With the budget in Pope’s hatchet-wielding hands, McCrory and his fellow Republicans in the legislature were able to implement other strands of the GOP’s agenda, such as voter suppression, opposition to Obamacare, restricting access to abortion, awarding a Spanish company a 50-year contract to put a toll lane on I-77, weakening environmental regulations, criminalizing the disclosure of chemicals used in fracking, and putting a brake on the expansion of solar energy.
McCrory has always had close ties with the fossil-fuel industry. According to The Center for Public Integrity:
For 29 years, McCrory worked for the state’s largest utility [Duke Energy], an economic powerhouse that has been steeped in controversy after a devastating coal ash spill in 2014. And Duke Energy is one of the top donors to McCrory’s biggest advertising supporter, the Republican Governors Association, which seeks to elect GOP governors nationwide. (Duke Energy has also contributed to the Democratic Governors Association but has given the RGA three times more money in the past five years, according to Internal Revenue Service records.)
McCrory and the NC General Assembly achieved their greatest notoriety, however, when they passed a highly controversial bill– HB2 or the so-called “bathroom bill” – which reduced legal safeguards against discrimination on the basis of sexual orientation, and which required transgender persons to use public restrooms in conformity with the gender listed on their birth certificates.

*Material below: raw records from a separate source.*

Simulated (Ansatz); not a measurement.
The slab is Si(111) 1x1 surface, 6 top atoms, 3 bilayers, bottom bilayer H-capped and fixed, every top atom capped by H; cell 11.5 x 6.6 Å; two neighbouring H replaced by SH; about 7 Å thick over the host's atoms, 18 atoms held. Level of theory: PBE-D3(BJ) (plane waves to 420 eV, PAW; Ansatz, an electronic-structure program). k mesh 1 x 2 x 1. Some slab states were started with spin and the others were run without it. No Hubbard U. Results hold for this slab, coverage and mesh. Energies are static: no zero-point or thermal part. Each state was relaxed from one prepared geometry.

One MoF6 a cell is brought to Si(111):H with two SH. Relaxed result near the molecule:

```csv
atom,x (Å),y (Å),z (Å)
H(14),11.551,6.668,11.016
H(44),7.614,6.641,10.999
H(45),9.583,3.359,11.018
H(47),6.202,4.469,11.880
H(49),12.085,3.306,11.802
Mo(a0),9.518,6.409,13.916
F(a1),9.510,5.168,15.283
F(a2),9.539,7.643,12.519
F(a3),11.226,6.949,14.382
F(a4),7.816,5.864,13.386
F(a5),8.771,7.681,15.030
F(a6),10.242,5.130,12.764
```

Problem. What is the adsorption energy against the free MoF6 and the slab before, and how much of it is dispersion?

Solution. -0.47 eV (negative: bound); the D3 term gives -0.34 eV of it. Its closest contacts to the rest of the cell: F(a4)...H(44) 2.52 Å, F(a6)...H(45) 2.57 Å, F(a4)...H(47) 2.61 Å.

The ensuing furore over HB2 saw the cancellation of conferences, concerts, and tournaments scheduled for NC venues (this included the NBA All-Star game), corporations shelving their plans for expansion in the state, and economic and other boycotts.
Forbes estimates that HB2 has cost the state $630m.
It also almost certainly cost McCrory his reelection in 2016, as he became the first sitting governor to lose their bid for a second term in North Carolina history.
The NC gubernatorial election was on November 8, 2016, and McCrory’s Democratic opponent, Roy Cooper, claimed victory that night, after leading by fewer than 5000 votes with thousands of provisional ballots still to be counted.
Unable to accept defeat, McCrory hung on to the posts of the doorway to the governor’s mansion until he had no fingernails left.
He refused to concede, casting doubt on the validity of 90,000 votes from Durham County (a Democratic stronghold) which arrived late, thereby giving Cooper his lead.
On November 22, 2016, McCrory requested a statewide recount– NC election law permits a gubernatorial candidate to seek a recount if the margin is fewer than 10,000 votes once the vote-count has been completed.
On November 30, 2016, the NC State Board of Elections ordered a recount of the disputed ballots in Durham County.
McCrory’s campaign also filed complaints alleging voter fraud in over 50 counties. Members of the State Board of Elections were appointed by McCrory himself, and they in turn appointed the local election boards. None backed-up the fraud allegations to McCrory’s satisfaction—a few felons and dead people had voted here and there, but that was all.
When results of the recount indicated that the margin wouldn’t change by much, McCrory finally conceded to Cooper on December 5, 2016, nearly a month after the election.
After conceding defeat, McCrory still had enough in him for one final piece of knavery. During a special session of the state legislature, officially to discuss hurricane relief, a suddenly-introduced measure to reduce the power of the North Carolina governorship was passed, and the lame-duck McCrory signed it into law immediately.
The legislators and McCrory clearly wanted to hamstring his Democratic successor. However, their measure, enacted with unseemly haste in breach of statutes, has since been blocked by the courts.
So, Pat McCrory is now looking for a job. Alas for him, no one seems want to touch the former governor with a barge pole.
Interestingly enough, so far he’s not even been offered gainful employment by Art Pope in any of the latter’s numerous enterprises, despite having done the bidding of the man with the bags upon bags of money.
Therein must lie a (cautionary) tale.
But Pat, in his wailing over not being able to get a proper job after he lost the governorship, still does not seem to have received the message.
Anyone “losing” $630 million on behalf of X (a US state, firm, bank, university endowment, sports team, whatever) may not have too many people knocking on their door with a job offer.